In the recent case of Portsmouth City Council v Ensign Highways Ltd [2015] EWHC 1969 TCC, the High Court provided further guidance as when the parties to a contract will be under an obligation  to act in good faith.

Background:

In this case, Portsmouth City Council (PCC) had entered into a complex PFI contract with Ensign Highways Limited (EH) for the maintenance of its highways. Under the terms of the contract, PCC was able to award service points to EH for breaches of contract relating to EH's performance obligations. A number of the clauses within the contract contained an express obligation to act in good faith. Importantly though, the clause that enabled PCC to award service points and impose financial penalties on EH did not contain an express obligation of good faith. Following a dispute over the award of service points, EH sought to argue that an express good faith clause, relating to "best value", applied to the performance clause or that alternatively, there was an implied duty of good faith.

The Decision:

Rejecting the case put forward by EH, the Court held that:-

  •  Whilst a number of clauses contained an express obligation of good faith, the language in those clauses did not support a wider interpretation that a duty of good faith should apply to the contract generally;
  • The fact that some clauses contained an express obligation of good faith suggested that the parties only intended that it would apply in certain circumstances; and
  • The clause relating to EH's performance obligations (and imposition of financial penalties) did not require the Court to imply a duty of good faith to make it work.

Comment:

Existing case law in this area has shown that the English Courts will be reluctant to interfere with the parties' ability to negotiate the terms of a contract and to imply an overall duty of good faith. Similarly, even where a contract does include a clause containing an express duty of good faith, the Courts have shown that the clause will be interpreted strictly, will not extend beyond its stated purpose and is unlikely to give rise to a general obligation of good faith[1].

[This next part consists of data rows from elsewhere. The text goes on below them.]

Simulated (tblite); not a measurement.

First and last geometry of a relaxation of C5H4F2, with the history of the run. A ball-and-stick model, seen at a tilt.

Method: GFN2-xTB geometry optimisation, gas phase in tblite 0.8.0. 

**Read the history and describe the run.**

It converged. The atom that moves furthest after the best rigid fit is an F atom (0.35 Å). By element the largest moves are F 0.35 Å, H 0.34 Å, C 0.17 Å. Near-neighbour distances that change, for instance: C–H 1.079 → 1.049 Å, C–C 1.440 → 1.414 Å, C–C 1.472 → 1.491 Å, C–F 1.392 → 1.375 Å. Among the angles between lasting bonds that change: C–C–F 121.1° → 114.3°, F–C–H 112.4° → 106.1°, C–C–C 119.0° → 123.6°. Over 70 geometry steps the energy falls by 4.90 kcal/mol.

Whilst it should not be ignored that the Court has on occasions implied a duty of good faith into certain contracts, see for example Yam Seng Pte v International Trade Corporation [2013] EWHC 111 QB and Emirates Trading v Prime Mineral Exports [2014] EWHC 2014 (Comm),  it is clear from those cases and their subsequent application that it will only do so in exceptional circumstances.

Conclusions:

Against this background, the decision in Ensign is relatively unsurprising. It does, however, serve as a useful reminder of the approach that the Court will take when considering whether a duty of good faith exists. Importantly:-

  •  Where the parties to a contract wish to include an overall duty of good faith, it would be advisable to do so through a separate clause which makes it clear that it is intended to govern the contract as whole.
  • Where a clause in a contract contains an express duty of good faith,  it will be interpreted narrowly by the Court and it is unlikely to extend beyond its stated purpose or give rise to a general obligation of good faith.
  • Whilst it is unlikely that the Court will imply a duty of good faith, this will depend on the context of a particular matter and whether or not an implied duty of good faith is necessary to give business efficacy to a particular clause or contract.